Opta Analyst’s Ali Tweedale looks at how loan move can revive midfielder’s career
Opta Analyst’s Ali Tweedale explores why a loan move to Everton could be the right environment for Jack Grealish to rediscover his form.
As Jack Grealish approaches his 30th birthday next month, it is only slightly dramatic to say he needs to make a success of this move.
A loan to Everton has handed the winger, a key cog in Manchester City’s treble-winning side of 2022/23, the opportunity to revive his career.
But a move away from Man City has felt like it might be inevitable for a little while now. The fall actually came quite a long time ago.
Grealish played 90 minutes in the UEFA Champions League final win over Inter Milan in May 2023.

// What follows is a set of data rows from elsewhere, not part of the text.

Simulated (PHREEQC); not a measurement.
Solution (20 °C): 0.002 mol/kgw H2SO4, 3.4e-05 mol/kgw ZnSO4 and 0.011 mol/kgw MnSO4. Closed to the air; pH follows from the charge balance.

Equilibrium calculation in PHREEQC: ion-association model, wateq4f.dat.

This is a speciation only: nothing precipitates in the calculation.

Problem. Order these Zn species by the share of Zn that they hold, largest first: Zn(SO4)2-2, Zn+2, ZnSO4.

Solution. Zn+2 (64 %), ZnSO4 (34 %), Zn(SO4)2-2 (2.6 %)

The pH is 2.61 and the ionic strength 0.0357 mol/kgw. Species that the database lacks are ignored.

He played 89 minutes in the FA Cup final against Manchester United that same month, only withdrawn for Pep Guardiola to introduce an extra centre-back to see out the final moments of a 2-1 victory.
His Premier League minutes were managed to keep him fresh, but he was still among the players Guardiola valued most. He started the biggest matches and proved vital in many of them.
After a summer of, well, enjoying himself, injuries disrupted the start of the following season, and his City career never really recovered.
He certainly never got back to his best in City blue. He managed only 1,004 minutes in the Premier League in 2023/24 – less than half the previous season – and looked less and less effective when he did play.
He was left “heartbroken” after failing to make it into the England squad for UEFA Euro 2024 at the end of that season.
In the increasingly sanitised world of sport, Grealish is a loveable normal character, and the group of people who wanted to see him get back to his best stretched far further than the City fanbase.
Unfortunately, though, 2024/25 was even less fruitful. Even with City struggling on all fronts, Grealish could barely get a game.
Despite being in the squad 82 per cent of the time, he played just 30 per cent of available minutes for City. His goal in an 8-0 FA Cup win over Salford City in January was his first goal for the club in more than a year.
The standard of his performances was a far cry from 2022/23.
Grealish’s mins played and availability by season

Click here to zoom in on image.
There have been a few small niggles since then that disrupted his chances of getting a run of games and any momentum, but they alone can’t explain his decline. It is difficult to say for sure what the main reason is.
What we can say with some certainty is that a fresh start feels like it is for the best.
So, can Everton rediscover some of Grealish’s lost magic? Can they get him back to anything like his best?
The environment at Everton won’t be anything like it is at City. There are few properly elite players there, there’ll be no European football, and expectations are much, much lower.
His new side will also have far less of the ball than City do, and Grealish will have to get used to doing more defending than he has done in a few years.
But while he hasn’t done it in a while, this won’t be a complete shock to him. Grealish has some experience of playing for a team more like Everton than City, and he produced some of his best and most exciting football there, too.
At his boyhood club, Aston Villa, Grealish thrived as the main man in a team who were relegated to the Championship, promoted again, and then battled in the bottom half of the table for his final two years there.
He was allowed to roam the pitch, essentially instructed to go wherever he felt he could best influence the game. He was also their captain and most important player.
“I had more freedom at Aston Villa,” he said of his period of adaptation at City. “I had a lot more of the ball at Villa, whereas here [at City] you probably don’t touch the ball as much because you have so many world-class players.”
The stats show that Grealish wasn’t quite right: he didn’t touch the ball more for Villa. However, he did have more touches relative to the amount of the ball his team saw; he had a higher proportion of Villa’s touches.
He also – in a sign of that “freedom” he talked of – made more dribble attempts.
In each of his final three Premier League seasons at Villa, he averaged more attempted dribbles per 90 (between 3.8 and 5.5 per 90) than in any of his four seasons at City (between 2.6 and 3.5 per 90).
In those three seasons, dribbles made up a higher proportion of his touches (between 6.1 per cent and 10.4 per cent) than they did in any of his four seasons at City (between 3.8 per cent and 5.7 per cent).
He also took up more central positions at Villa. Many more of his appearances came in central midfield or in a No 10 position, but even when he played on the left, he was also allowed to come off the flank in search of space.